Everyone agrees that data transformation is important for creating and maintaining a high-value data warehouse. In simple terms, data transformation is the process of collecting, cleansing, reformatting, validating and consolidating data and is crucial for business users. But data transformation is merely the process--the means to an end. The resulting information provided by a data transformation process must be high quality. High-quality data will be used by the intended users. They will trust the data enough to use it for making high-value business decisions. Trust of the data is critical. Consider the multi-divisional company that developed a data warehouse to provide integrated cross-divisional customer information so that a new customer relationship initiative could be launched. Eighteen months and a couple of million dollars later the warehouse is complete, the applications start using the warehouse and the first customer analysis reports are produced. The company's CEO is particularly interested in a report that summarizes total revenue, across all divisions, by customer, by year. Armed and eager, the CEO visits one of his top 10 customers. The CEO greets his customer and thanks him for the $7 million in business they did last year. The customer appreciates the kudos but points out that it was $12 million. The embarrassed CEO returns to his company and demands that this error, and all errors like it, be found and corrected. The warehouse project team spends another year correcting data errors and regaining trust. Poor quality, "load-and-go" data transformation was the culprit.

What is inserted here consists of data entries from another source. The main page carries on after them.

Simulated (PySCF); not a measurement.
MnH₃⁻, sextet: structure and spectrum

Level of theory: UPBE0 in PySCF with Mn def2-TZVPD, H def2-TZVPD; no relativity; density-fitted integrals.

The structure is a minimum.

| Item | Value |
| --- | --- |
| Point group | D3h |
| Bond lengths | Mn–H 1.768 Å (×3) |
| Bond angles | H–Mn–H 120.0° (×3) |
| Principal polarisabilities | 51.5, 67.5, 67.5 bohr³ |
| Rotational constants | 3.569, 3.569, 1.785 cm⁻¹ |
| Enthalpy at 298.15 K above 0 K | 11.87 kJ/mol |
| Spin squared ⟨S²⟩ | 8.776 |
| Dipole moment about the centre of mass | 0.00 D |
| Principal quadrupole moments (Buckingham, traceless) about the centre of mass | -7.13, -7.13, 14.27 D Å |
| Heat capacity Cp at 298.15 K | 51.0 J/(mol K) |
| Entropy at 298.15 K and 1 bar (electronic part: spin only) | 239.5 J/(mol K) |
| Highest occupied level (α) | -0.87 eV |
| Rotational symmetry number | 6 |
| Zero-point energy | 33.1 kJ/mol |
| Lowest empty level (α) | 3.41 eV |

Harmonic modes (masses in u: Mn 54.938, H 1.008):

Despite its recognized importance, data transformation continues to be partially or wholly neglected in businesses today. Lack of an integrated enterprise-wide approach to collect, structure and maintain data is often the culprit of poor data transformation and, in turn, the barrier to building a credible and successful data warehouse.

A major goal of any data transformation program that desires to create usable and trustworthy data, therefore, has to involve every aspect of the business that comes in contact with customer data.

An Integrated Approach

To effectively create an integrated strategy, businesses must first identify where data inaccuracies begin and examine the ways the data is currently stored and utilized.

Data Collection. Errors and inconsistent information start in the data collection process. Businesses gather data by interviewing customers and recording their answers or by collecting information supplied by customers through a survey or response-type form. Either way, disparate information is constantly being compiled based on how information is provided by the customer and translated by the business.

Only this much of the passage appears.